Generally there are 2 schools of thoughts when it comes to taking pictures of strangers:
1. You ask them
2. You don’t
The obvious safe practice is to ask them first, which is safer since you don’t want someone chasing you down trying to destroy your CF card. But in many cases it ruins the moment, probably the very reason why you were enamored with the person in the first place.
And you know what? Countless amounts of people have noticed me taking a picture of them, some happy, some weirded out, some indifferent, and even slightly angry in some cases, but never has a person ever tried to do anything about it.
The correct choice in my opinion is… both. I do a bit of both. It just depends on the situation.
If a person looks occupied with something, I leave them be. I try to capture them in that moment. This is a situation where you need to be as discrete as possible.
Do not make any sudden movements. Ease casually into your shooting position, or even better shoot from the hip. I find that the best time to take candids of strangers is when I’m already participating the scene myself. For example if I’m waiting outside to be seated at a restaurant… and someone of interest comes outside to sit down, they don’t notice me cause I’m doing what I’m supposed to be doing.
A discrete shot needs to be fast. Take a quick glance… then
*Breath in* -> meter, focus, compose
*Breath out* -> click
Take as many frames as you can, which I find to be about… 2-5 before they notice (depending on your camera’s fps and loudness of your shutter sound). Then just carry on with what you’re doing.
When I’m at a bar, I order a drink and sit around for a while, then I start looking for pictures. I’m part of the scene already so people are less alert to my presence.

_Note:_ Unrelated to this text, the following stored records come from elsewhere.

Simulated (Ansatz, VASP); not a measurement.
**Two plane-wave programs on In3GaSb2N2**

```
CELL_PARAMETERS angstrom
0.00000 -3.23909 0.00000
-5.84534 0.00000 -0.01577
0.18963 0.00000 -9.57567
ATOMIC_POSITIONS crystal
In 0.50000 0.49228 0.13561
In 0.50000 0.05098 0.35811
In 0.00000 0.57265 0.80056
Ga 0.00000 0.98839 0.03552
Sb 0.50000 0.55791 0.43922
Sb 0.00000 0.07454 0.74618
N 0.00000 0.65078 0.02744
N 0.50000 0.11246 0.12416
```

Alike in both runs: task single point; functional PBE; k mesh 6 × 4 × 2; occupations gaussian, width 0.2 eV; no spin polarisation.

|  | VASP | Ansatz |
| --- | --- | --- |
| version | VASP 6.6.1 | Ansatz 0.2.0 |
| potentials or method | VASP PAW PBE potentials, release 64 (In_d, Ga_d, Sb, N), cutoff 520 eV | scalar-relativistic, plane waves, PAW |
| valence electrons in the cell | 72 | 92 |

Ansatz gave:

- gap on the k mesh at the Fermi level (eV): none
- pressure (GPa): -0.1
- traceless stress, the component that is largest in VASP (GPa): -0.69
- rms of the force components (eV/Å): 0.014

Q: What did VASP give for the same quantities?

For this one I was already drawing on the floor with a friend when these lovely ladies showed up. Street photography is magnificent since you actually get to participate in the event. The way your subject reacts to you is a direct reflection of your involvement in the scene.
I find it helpful to actually shoot wider (28mm~)… and get super close to the subject, so close that they think you’re taking a picture of something else. Again I will write another tutorial on how to take pictures like this quickly, efficiently, and without bothering your subjects.
On the other hand, I ask quite often. It doesn’t always have to be a verbal agreement though. A lot of times I just point at my camera or make eye contact and smile at them right before I take the picture.
I used to be a very shy person who stayed inside all day. But now I’m probably the most extroverted person among my friends. Photography propelled me to speak to strangers, hear their stories, and it’s gotten me very far. This guy happened to be the head of customer service for the Metro in Boston, he gave us a couple free limited edition Japanese T passes. Pretty sweet right?!
You just never know the stories people have… or what they do. It’s all quite interesting. I had probably one of the most high level conversations about photography with a complete stranger. (I apologize in advance) Life is like a box of chocolates… you never know what you’re gonna get.
Oh yeah… what happens when the person says no? Don’t take the picture. Don’t think anything of it, sometimes they just don’t want it done, maybe they were having a bad hair day or something. Just walk away… you’ll find another potential target soon enough.
So yeah… in the end its your choice. Just remember to participate, be chill about it, be kind, and smile.